If you don't have a sound level meter, you have no reason to worry. I suggest that you assess the noise levels perceptually. Place the workstation in its designated location, turn it on and log into the operating system. Run your typical applications for at least 30 minutes so that the heat-producing components have a chance to reach their peak thermal output. Listen to the sound of the workstation from about 1 meter away. If you cannot hear it distinctly, i.e., you cannot easily identify its sound against ambient noise, then your workstation is probably quiet enough. Things get more complicated when we have more than one computer (or other noisy equipment) running in the lab, but as long as the workstation is perceptibly silent against ambient noise, it passes the test.
For those of you who are interested in rigorously tested, commercially available computer components, I strongly recommend visiting Silent PC Review, a fantastic web resource for all things related to silent computing.
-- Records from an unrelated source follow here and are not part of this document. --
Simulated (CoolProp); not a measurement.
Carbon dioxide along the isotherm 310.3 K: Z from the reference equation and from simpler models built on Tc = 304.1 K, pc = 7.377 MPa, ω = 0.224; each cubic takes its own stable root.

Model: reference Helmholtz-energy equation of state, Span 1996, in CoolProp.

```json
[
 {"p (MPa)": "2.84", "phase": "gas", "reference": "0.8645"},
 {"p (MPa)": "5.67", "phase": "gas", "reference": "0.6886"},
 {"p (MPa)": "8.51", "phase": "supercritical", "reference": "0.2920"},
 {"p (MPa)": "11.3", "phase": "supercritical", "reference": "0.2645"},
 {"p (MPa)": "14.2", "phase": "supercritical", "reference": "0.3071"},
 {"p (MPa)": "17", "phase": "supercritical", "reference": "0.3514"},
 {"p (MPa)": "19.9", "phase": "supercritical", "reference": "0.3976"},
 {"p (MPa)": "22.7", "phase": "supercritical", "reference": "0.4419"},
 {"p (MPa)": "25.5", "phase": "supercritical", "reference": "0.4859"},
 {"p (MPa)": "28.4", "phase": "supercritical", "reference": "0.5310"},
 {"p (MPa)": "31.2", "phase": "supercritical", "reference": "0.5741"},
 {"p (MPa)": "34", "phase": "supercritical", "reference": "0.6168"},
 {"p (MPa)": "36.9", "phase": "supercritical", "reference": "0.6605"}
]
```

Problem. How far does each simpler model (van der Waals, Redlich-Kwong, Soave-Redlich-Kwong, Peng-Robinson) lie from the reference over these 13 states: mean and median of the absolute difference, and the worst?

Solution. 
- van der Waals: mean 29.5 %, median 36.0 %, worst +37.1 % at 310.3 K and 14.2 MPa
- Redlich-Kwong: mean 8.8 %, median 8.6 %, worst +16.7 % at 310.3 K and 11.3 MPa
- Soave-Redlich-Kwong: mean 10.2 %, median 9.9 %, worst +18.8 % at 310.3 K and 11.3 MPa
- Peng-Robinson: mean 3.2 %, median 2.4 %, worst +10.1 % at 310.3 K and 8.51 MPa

What makes workstations noisy?
Powerful computers produce a lot of heat. There are three major components whose thermal output requires active cooling: (1) the power supply, (2) the CPU (also known as "the processor", and (3) the GPU (also known as "the video card" or "graphics card"). Other heat-generating components include the motherboard, optical drives, spinning hard drives, dedicated RAID adapters, as well as some of the audio (e.g., Kay Pentax CSL Model 4500) and video (e.g., Matrox Matrox RT.X2) processing add-on cards. Some of these components use dedicated heatsinks and fans, while others rely on proper air circulation inside the computer chassis. Computer cooling fans are used as the primary means of providing active cooling in most workstations. When they spin at speeds in excess of 1,000 RPM or so, they produce noise (mostly due to the resulting air turbulence, perceived as "white noise") and cause vibrations that often resonate through the computer chassis (sometimes perceived as all kinds of rattling and shaking noise). The more fans you have and the faster they spin, the more noise they are going to cause. In addition to fan noise, significant noise can also result from hardware components involving moving parts, such as the rotating data platters and a motor-driven spindle in hard disk drives. Finally, electronic components, such as capacitors, can sometimes become noticeably loud, especially if poorly designed or built.